2 min read

Bill Hicks and Marketing

Luckily, that’s when I started reading Seth Godin’s work. All of his ideas made sense to me, and better yet, he emphasized treating consumers as people – nothing else.
Bill Hicks and Marketing
Photo by Daniele Franchi / Unsplash

I used to hate that I was studying marketing, and I didn’t really know why until I heard an old Bill Hicks bit:

By the way if anyone here is in advertising or marketing… kill yourself…
No really, there’s no rationalization for what you do and you are Satan’s little helpers.  Okay – kill yourself – seriously.  You are the ruiner of all things good, seriously.  No this is not a joke, you’re going, “there’s going to be a joke coming,” there’s no fucking joke coming.  You are Satan’s spawn filling the world with bile and garbage.  You are fucked and you are fucking us.  Kill yourself.  It’s the only way to save your fucking soul, kill yourself…
I know what all the marketing people are thinking right now too, “Oh, you know what Bill’s doing, he’s going for that anti-marketing dollar.  That’s a good market, he’s very smart.”…Goddamnit, I’m not doing that, you scum-bags!   Quit putting a goddamn dollar sign on every fucking thing on this planet!
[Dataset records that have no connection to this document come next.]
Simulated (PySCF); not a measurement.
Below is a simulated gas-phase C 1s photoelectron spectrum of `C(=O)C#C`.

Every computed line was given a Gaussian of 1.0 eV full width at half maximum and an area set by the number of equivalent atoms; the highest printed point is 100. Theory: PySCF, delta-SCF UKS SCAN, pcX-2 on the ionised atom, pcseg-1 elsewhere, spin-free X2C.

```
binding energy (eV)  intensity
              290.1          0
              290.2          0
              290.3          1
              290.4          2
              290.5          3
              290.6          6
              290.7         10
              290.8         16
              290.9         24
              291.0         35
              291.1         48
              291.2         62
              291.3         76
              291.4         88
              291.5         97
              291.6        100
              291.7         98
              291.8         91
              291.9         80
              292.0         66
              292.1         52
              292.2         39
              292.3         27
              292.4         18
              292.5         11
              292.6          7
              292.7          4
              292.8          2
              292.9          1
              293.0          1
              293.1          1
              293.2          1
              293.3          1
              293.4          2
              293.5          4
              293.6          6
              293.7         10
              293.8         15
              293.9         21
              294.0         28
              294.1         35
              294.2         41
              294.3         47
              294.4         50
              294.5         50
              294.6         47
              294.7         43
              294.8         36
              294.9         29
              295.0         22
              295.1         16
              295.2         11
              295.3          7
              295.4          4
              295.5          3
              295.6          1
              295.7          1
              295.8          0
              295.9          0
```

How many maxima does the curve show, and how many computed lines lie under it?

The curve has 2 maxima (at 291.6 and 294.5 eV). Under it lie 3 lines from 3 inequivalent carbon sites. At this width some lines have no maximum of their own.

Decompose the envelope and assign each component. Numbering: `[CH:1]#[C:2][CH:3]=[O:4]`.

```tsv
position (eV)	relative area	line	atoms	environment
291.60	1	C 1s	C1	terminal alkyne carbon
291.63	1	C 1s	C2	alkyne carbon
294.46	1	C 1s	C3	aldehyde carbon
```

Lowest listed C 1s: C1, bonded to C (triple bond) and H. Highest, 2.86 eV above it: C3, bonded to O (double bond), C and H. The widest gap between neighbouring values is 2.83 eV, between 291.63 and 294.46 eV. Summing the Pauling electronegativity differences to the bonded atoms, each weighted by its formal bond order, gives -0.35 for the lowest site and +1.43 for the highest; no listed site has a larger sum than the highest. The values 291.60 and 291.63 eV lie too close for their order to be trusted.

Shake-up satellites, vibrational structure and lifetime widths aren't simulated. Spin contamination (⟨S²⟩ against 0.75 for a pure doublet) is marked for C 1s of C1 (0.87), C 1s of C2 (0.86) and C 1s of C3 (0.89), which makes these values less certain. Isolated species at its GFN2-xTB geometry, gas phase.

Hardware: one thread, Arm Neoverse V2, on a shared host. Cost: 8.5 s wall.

I was actually embarrassed the first time I heard that routine a few years ago.  Obviously, there are immoral people in every occupation, but marketing seemed inherently immoral.  I saw it as an unnecessary evil.  I was upset that I’d chosen marketing as a major, because I thought it clashed with my ethics. Marketing, to me, was the way businesses manipulated the masses into buying things they didn’t need.

Luckily, that’s when I started reading Seth Godin’s work.  All of his ideas made sense to me, and better yet, he emphasized treating consumers as people – nothing else.  He stressed the importance of building a meaningful relationship with someone so that they’ll want to do business with you.  Seth doesn’t want products to cater to the masses.  He knows everyone is different, so a company should cater its services to the customers they’d choose (if they

could

choose their customers).

I’m really excited to be a part of Seth’s virtual intern group.  I’ll be posting my thoughts on it periodically on here.